Magic Arena logo

Magic the Gathering invented the modern Collectable Trading Card (TCG) genre, and is still going strong decades later. Wizards, however, found its efforts in the digital space lacking, and wanted a fresh start for a AAA digital version of Magic, especially after the arrival of Hearthstone.

Magic the Gathering Online ("MTGO", left) and Magic Duels ("Duels", right) are the first efforts by Wizards to bring Magic to computers, with neither achieving the success that was hoped for. Duels is an incomplete version of Magic, and is graphically mediocre. MTGO is a faithful digital version of Magic, but is unalterably rooted in old technology, and again, is graphically substandard. Neither game points in a acceptable direction for Magic to compete against the latest generation of digital TCGs. Magic needed a complete gameplay client, with modern graphics and an easy user interface to such a complicated game.

I was hired to join the fledgling Magic Arena project, and saw some immediate needs that neither digital offering yet supplied. For Arena, I first outlined the goals:

  1. Magic Arena should look like it belongs to the Magic: the Gathering IP. It should not be mistaken for any other fantasy IP, and should raise the bar on the level of polish and robustness beyond current Magic digital offerings, to be visually competitive. It continues the paper MtG design imperatives of modern aesthetic, constrained palette, bolder-than-life imagery, and high fantasy.
  2. Magic Arena should be relatable and visceral. The content of Magic: the Gathering is fantastical, and is expressed in a multitude of ways. Magic Arena should provide a believable context to allow the fantastic to be as impactful as possible. Relatability is vital to a comprehensible user experience, and a visceral feel is needed for emotional impact.
  3. Magic Arena should make gameplay feel important and consequential. Planeswalkers cast awesome spells and summon imagination-beggaring creatures, and these events should be satisfyingly dramatic. Player decisions should feel significant, and the scale of success should be reflected in the scale of the effect.

With those as the guiding principles, we set out to build a production team for a more compelling digital Magic.

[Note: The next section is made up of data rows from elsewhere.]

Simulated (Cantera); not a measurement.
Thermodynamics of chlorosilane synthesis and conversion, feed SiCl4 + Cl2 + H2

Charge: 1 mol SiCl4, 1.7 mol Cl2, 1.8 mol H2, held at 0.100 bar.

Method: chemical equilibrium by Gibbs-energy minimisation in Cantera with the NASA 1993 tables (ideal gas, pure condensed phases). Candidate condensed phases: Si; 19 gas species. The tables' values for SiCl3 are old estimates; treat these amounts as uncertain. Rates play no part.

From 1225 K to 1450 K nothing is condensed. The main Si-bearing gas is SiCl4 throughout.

Note that this slideshow includes pre-release images, as well as post-ship images that reflect a time after I left Wizards. They are included as examples of the direction I laid out.

The first thing was to bring more of the worlds of Magic into the game by way of the battlefields. MTGO and Duels do nothing to bring the IP into the screen, so leveraging the incredible work that is done concepting each world was an obvious move.

Reducing screen noise by simplifying cards in play was also critical: at gameplay size, card text is essentially unreadable, so both MTGO and Duels dedicated screen space to something unhelpful, and which only served to make the beautiful card art smaller. A Card Examination display showed the full card, but the in-play representations were dedicated to streamlining important information, and eliminating distractions.

Other shifts away from straight mimicry of the analogue game included differently shaped cards for tokens, planeswalkers, and other cards and abilities; a modified visual for card tapping, to make it both clearer and more appealing than simply turning the card 90 degrees clockwise; iconic representations of important keywords on cards, to make it immediately clear what threats or abilities some cards represented; and entrance VFX for the most important cards within each set, to make playing them during the game a memorable "Oh wow" moment.

Of course the interface to the full complexity of Magic took many, many iterations. An important aspect of new Magic cards is how they change the rules of the game in unique ways, adding new functionality that was never present before. Designing an interface and battlefield for this, where no single decision may be unalterable, while also creating a UI that would not completely flummox a new player, as well as insuring it could be a mouseless touch-only interface for other platforms, was the most difficult UI task I have ever encountered, and took a team of people many completely different versions to find optimal solutions to some of Magic's unique gameplay aspects.